Further Description (16th February 2008)
(Another response to: Too much accessibility - the rise and fall of the LONGDESC.)
By “see the link” I meant “see” in the literal sense. A user who can view the image directly has no need for a link taking them to a description of what they just saw, afaict. A user who can’t see necessary details can zoom in with a screen magnifier or browser zoom.
Just as “[D]” links won’t fit a professional design, “Image Description” links won’t. longdesc
neatly avoids this problem by letting the UA provide appropriate UI for it.
In text browsers, author styling is all but absent. These could create a “[D]” or “Image Description” link next to each image which uses longdesc
.
Right-clicking an image and selecting Properties in Firefox provides various details in an Element Properties window. Including the value of longdesc
, when present. This can be copied and pasted into the Address bar, making longdesc
available without screen reader software in one browser already. Making this a hyperlink would be more convenient.
There is a longdesc
extension which adds a View Image Longdesc item to the context menu. Any graphical UA could implement this in any operating system which supports context menus. Naming the item View Image Description might be more user-friendly.
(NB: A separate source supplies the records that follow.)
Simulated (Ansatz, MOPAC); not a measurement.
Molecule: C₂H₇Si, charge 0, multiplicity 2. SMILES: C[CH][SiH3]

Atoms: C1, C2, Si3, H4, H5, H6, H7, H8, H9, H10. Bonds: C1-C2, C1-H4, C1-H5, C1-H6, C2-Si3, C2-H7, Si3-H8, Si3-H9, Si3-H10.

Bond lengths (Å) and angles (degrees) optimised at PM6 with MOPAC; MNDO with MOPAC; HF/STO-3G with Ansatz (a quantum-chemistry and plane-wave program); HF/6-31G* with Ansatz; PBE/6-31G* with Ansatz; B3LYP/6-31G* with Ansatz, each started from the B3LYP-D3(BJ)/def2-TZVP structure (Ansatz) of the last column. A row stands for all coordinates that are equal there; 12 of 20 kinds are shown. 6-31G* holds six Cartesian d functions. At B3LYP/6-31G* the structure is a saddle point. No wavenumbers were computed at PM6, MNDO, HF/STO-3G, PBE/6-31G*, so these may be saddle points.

A UA without convenient access to useful and standard HTML features can be updated by its vendor. A website which uses longdesc
correctly and helpfully is already doing the right thing; it should not change.
Providing features via strange and unusual means makes supporting the web harder for UAs. CSS hacks and IE7 are a recent example. Using features correctly and then encouraging UAs catch up is a more robust strategy, imho.